Three days after the incident, O’Brien filed an on-line complaint against the officers who arrested and subdued him. The BPD’s vaunted Internal Affairs Division (“IAD”) conducted no investigation. In September 2009, Atty. Friedman filed a complaint in Federal District Court against the City, Nguyen, Williams, and four other officers. Friedman also initiated a second Internal Affairs complaint with the same allegations. Still no investigation by the crack IAD unit. In January, 2010, Friedman wrote a letter to Internal Affairs castigating them for failing to investigate the complaint. In April 2010, IAD sprang into action, interviewing Williams and Nguyen for the first time about the incident that had occurred over a year earlier. Shortly after receiving another irate letter from Atty. Friedman, BPD placed Williams on paid administrative leave. IAD reassigned the case to another Lt. Det., who re-interviewed the officers, spent 20 minutes with BPD Dr. Kristian Arnold, and concluded that (a) Williams had choked O’Brien and (b) Williams had lied about it.
Following internal hearings before a Deputy Superintendent appointed by Commissioner Davis at which O’Brien, Williams, and Nguyen testified, Davis fired Williams in January 2012. Shortly thereafter, the City paid O’Brien $1.4 million. Williams had received unwanted notoriety after his discharge in the celebrated beating of Police Officer Michael Cox had been overturned by a different arbitrator in 2005.

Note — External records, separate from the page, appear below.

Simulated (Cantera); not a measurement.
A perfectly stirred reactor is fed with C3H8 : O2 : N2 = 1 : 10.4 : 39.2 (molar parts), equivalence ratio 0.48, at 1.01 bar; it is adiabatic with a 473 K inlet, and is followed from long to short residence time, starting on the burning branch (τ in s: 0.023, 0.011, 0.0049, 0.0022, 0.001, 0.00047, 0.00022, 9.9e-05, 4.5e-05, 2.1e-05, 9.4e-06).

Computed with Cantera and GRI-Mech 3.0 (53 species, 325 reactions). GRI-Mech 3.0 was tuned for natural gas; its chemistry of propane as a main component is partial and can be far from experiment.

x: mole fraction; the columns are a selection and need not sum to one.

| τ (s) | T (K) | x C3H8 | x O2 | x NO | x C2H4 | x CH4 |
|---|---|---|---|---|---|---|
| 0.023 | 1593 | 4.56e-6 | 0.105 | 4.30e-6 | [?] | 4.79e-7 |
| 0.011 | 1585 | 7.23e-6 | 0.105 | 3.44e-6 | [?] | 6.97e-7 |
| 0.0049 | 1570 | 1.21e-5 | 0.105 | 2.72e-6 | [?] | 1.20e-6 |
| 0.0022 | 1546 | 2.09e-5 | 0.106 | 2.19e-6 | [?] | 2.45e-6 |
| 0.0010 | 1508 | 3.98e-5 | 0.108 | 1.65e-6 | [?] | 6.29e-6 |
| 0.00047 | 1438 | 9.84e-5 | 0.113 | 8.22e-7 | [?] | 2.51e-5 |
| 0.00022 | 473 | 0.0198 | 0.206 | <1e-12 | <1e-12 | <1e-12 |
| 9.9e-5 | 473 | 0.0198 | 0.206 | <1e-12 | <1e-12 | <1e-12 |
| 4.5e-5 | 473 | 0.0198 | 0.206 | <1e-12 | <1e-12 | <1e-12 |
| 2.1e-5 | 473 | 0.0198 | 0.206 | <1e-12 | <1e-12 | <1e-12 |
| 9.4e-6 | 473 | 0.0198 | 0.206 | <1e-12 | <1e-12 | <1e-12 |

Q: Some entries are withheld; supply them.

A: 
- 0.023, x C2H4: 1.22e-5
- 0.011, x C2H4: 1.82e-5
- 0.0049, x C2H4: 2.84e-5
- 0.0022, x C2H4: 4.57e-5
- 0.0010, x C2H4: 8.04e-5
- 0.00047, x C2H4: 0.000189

After hearing three days of testimony from all of the key witnesses, including O’Brien, Williams, and Nguyen, Arbitrator Ryan concluded:
After examining all of the evidence with great care, it is clear to me that O’Brien’s account of the incident was not truthful. If the officers became aggressive, and there is no doubt that they did, it was because the behavior of O’Brien and his friends warranted it. I do not believe that the grievant used excessive force, or that he choked or strangled O’Brien. He fully complied with Department Rule 304, Section 2, by using only the amount of force that was reasonably necessary to overcome O’Brien’s resistance to arrest.
He found further:
Since the grievant handled the incident of March 16, 2009, appropriately and did not use excessive force on O’Brien, it follows that he was not guilty of untruthfulness during the IAD investigation. There was no just cause for his termination.
The Arbitrator ordered Williams reinstated with back pay. In addition, finding no explanation from the BPD for placing Williams on administrative leave 17 months after the incident, and relying on arbitration precedents between the parties, he ordered that Williams be made whole for the extra work (paid details and overtime) he was not allowed to earn while he had been on administrative leave.
The decision itself was not surprising. Arbitrators, especially experienced and nationally prominent ones such as Michael Ryan, decide the cases based on the evidence before them, not on how they will be received by police commissioners or their friends in the media. For that matter, Arbitrator Ryan, who has been hearing cases between the Boston Police Patrolmen’s Association and the City/BPD for more than 15 years, has decided many cases against the BPPA, including terminations and major suspensions. He does his job: he calls them as he sees them.
What followed this decision is unfortunate, if predictable. To Commissioner Davis, who attended none of the hearings, either at the BPD or the arbitration, the decision was “outrageous.” Boston Globe editorial writer and columnist Lawrence Harmon chimed in with his column entitled, “Do arbitrators give violent cops a pass?” I spent more than a few hours on the phone with Mr. Harmon trying to educate him with facts and analysis about the vagaries, biases, and shortcomings of the BPD internal affairs process. When he called me just before submitting his story for a final quote and I asked him why the information I had given him was largely omitted from his analysis, he replied that what I gave him was “inside baseball” that nobody cared about. I was reminded of the adage, “Never let the truth get in the way of a good story.”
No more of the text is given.